A LONG TIME AGO IN A GALAXY FAR, FAR AWAY….THERE WAS A PRINCESS WHO BECAME A LEGEND.
Sixteen-year-old Princess Leia Organa faces the most challenging task of her life so far: proving herself in the areas of body, mind, and heart to be formally named heir to the thrown of Alderaan. She’s taking rigorous survival courses, practicing politics, and spearheading relief missions to worlds under Imperial control. But Leia has worries beyond her claim to the crown. Her parents, Breha and Bail, aren’t acting like themselves lately; they are distant and preoccupied, seemingly more concerned with throwing dinner parties for their allies in the Senate than they are with their own daughter. Determined to uncover her parents’ secrets, Leia starts down an increasingly dangerous path that puts her right under the watchful eye of the Empire. And when Leia discovers what her parents and their allies are planning behind closed doors, she finds herself facing what seems like an impossible choice; dedicate herself to the people of Alderaan–including the make she loves–or the galaxy at large, which is in desperate need of a rebel hero.

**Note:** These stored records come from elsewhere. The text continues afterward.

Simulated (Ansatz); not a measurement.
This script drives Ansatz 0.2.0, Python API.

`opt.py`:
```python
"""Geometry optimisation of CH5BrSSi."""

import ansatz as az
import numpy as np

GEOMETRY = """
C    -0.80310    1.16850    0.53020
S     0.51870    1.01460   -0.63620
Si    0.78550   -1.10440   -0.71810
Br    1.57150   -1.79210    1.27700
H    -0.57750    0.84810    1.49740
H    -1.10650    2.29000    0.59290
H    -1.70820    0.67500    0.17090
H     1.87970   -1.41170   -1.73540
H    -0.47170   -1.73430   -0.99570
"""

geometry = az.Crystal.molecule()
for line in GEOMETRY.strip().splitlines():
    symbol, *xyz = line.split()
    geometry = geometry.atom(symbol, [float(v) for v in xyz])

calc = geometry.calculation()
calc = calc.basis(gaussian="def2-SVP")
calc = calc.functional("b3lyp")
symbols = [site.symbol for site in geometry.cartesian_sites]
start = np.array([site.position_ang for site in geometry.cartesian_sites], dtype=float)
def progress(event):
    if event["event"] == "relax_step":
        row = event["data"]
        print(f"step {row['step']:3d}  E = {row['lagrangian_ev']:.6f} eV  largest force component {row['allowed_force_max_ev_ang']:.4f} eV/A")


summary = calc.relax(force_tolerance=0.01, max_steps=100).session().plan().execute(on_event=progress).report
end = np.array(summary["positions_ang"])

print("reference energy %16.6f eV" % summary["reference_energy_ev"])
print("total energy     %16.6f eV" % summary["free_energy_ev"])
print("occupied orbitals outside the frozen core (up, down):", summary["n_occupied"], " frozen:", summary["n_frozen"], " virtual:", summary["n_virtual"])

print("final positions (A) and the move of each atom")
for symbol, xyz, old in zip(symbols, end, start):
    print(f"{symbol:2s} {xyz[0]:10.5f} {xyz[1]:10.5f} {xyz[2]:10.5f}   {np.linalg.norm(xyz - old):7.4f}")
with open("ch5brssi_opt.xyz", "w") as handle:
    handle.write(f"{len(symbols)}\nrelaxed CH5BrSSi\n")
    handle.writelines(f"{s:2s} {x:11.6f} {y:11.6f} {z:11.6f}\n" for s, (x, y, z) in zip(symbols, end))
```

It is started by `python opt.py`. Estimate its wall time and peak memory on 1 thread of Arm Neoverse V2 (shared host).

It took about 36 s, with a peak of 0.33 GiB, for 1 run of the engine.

Leia is a tragic character. Her entire world and family are destroyed by the Empire. She’s also an amazing character because despite all that she keeps fighting. Her son turns evil, she keeps fighting. Her husband is murdered by her son, she keeps fighting. One of her oldest and best friends sacrifices herself so that the resistance can live on, and I’m going to assume she keeps fighting. At this point it’s like Leia is the favorite whipping boy of every Star Wars writer. It’s depressing.
So let’s dive back into the backstory of this tragic character. Surely, we’ll find something happy and not horrible. Right?
Well, the book starts with Leia depressed because her parents have started blocking her out of things. They are no longer the tight family unit she’s grown up as. Being part Lois Lane she discovers through snooping that her parents are part of a rebellion that is just starting out. They resist letting her join, even though they all know it’s actually worse for her if she doesn’t. The Empire will still kill her if they find out.
While trying to convince them she can help she takes part in the Junior Legislature and comes to the realization that the Senate has even less power than she thought. That the Emperor and his lackeys have set up pretty much everything to go the way they want and even when she thinks she’s succeeding, she isn’t.
During this time she meets her fellow Alderannean (?) Kier who she ends up falling in love with. She thinks she can trust him and that they are on the same page. Kier is good, but he values Alderaan’s safety over the safety of the rest of the universe. I imagine his ghost was screaming ‘Fuck You Leia’ when Alderaan blew up. Because that’s right, Leia’s first love, the boy she gave her virginity to, was freaking killed.
I am not a fan of prequels, knowing what’s ultimately going to happen takes all the joy out of it for me, but I read this because one of the hosts of the Strong Female Characters Podcast repeatably mentioned that it was an amazing book and that it was revealed that Holdo was poly. I was excited about that, so I persevered. I kept waiting for Holdo to be in a relationship or something to clue us in, until finally I came to one little line. Leia says she’s going to stick to humanoid males and Holdo says how limiting. That was it. Seriously. I was disappointed and had hoped for so much more.
I didn’t need a sex scene, I just wanted a relationship or something more than a throwaway line that could have been easily missed. Sure we learned more about Holdo, and that was nice, but she came off as a Sci-Fi Luna Lovegood. There wasn’t much there. Occasionally, we got some insights into her character, but Leia for the most part thought she was flighty and weird. By the end of the book she was a bit more fleshed out, but I would have liked more. Like maybe a book about her life instead of a princess we already know a lot about.
The last line basically took a baseball bat and beat you upside the head with dramatic irony. Leia thinks, she’s got her family, friends, and planet. At least the Empire can’t take that away from her. It was massively eye roll inducing.
Claudia Gray is a great author, and this was very well written, but much like Solo I don’t think this book needed to be made. It took a character with a tragic story and doubled down hard. We got some glimpses into what it was like to live on Alderaan, which made the loss even worse, but honestly that was about it for me.